Legal Document View

Unlock Advanced Research with PRISMAI

- Know your Kanoon - Doc Gen Hub - Counter Argument - Case Predict AI - Talk with IK Doc - ...
Upgrade to Premium
[Cites 13, Cited by 1]

Karnataka High Court

Tracstar Investments Pvt. Ltd. vs Deputy Commissioner Of Commercial ... on 13 April, 1994

Equivalent citations: ILR1994KAR1181

JUDGMENT

 

 Shivaraj Patil, J. 
 

1. The petitioner has filed this writ petition praying for the following reliefs;

(1) To issue a writ/order in the nature of certiorari quashing the notice issued by the first respondent under section 14 of the Karnataka Sales Tax Act, 1957, dated December 13, 1993 and December 16, 1993 (annexures A and B).

(2) To declare that the second respondent is not obliged to make any payment in future in view of sub-section (5) of section 14 of the Act.

(3) Grant such other relief or reliefs as this honourable Court may deem fit in the circumstances of the case.

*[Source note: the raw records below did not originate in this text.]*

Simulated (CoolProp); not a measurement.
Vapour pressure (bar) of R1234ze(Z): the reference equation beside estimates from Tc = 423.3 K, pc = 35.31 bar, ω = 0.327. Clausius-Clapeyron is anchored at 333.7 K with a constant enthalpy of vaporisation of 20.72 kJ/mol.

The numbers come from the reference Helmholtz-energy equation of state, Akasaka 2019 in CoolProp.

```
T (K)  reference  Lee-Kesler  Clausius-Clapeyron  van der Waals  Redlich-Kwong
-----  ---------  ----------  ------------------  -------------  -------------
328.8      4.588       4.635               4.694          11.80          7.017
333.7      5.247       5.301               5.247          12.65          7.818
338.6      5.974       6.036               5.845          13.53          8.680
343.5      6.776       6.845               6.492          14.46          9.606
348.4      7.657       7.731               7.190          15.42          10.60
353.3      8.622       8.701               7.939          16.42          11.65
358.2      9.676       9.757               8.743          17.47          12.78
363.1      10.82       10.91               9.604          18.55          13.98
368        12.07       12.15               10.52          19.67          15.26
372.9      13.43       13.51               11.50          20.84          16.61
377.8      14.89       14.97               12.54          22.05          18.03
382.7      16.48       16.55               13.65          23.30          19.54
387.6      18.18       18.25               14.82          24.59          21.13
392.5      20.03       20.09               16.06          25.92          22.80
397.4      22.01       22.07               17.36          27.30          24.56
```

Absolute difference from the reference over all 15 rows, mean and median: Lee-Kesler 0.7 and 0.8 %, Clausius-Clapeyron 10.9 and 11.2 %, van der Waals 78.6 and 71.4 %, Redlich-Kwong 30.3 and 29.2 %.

2. The material averments made in the writ petition are :

Notices under section 14 of the Karnataka Sales Tax Act, 1957 (for short "the Act") were issued by the first respondent to the second respondent to pay money due or may become due to the petitioner to the department. Section 14 of the Act provides for the recovery of tax from the debtors of the defaulter-dealers and the proceedings are in the nature of garnishee proceedings. Under these proceedings, a stranger is served with a notice not to pay his own creditor but to some other person who has obtained a final judgment against that creditor. To initiate garnishee proceedings, there must be an enforceable debt.
The expression "may become due", "may subsequently hold money" applies to what may become due or may be subsequently held pursuant to relationship such as that of a manufacturer and a wholesaler, employer and employee between the assessee and the garnishee on the date when the notice is issued.
Sub-section (5) of section 14 of the Act provides for objection by the garnishee denying his liability to the dealer on the date of the notice. In such an event section 14 of the Act cannot be availed of.
Section 12B of the Act provides for the payment of advance tax every month on the basis of monthly returns furnished by a dealer. In case a monthly return filed is incomplete or incorrect, the assessing authority may proceed to assess the dealer provisionally for that month to the best of his judgment by recording reasons after affording an opportunity of hearing to the dealer concerned. A demand notice would follow in form No. 5 pursuant to such assessment order. If the amounts demanded are not paid, the assessing authority gets jurisdiction to initiate proceedings for recovery of tax due under the Act from a defaulting dealer.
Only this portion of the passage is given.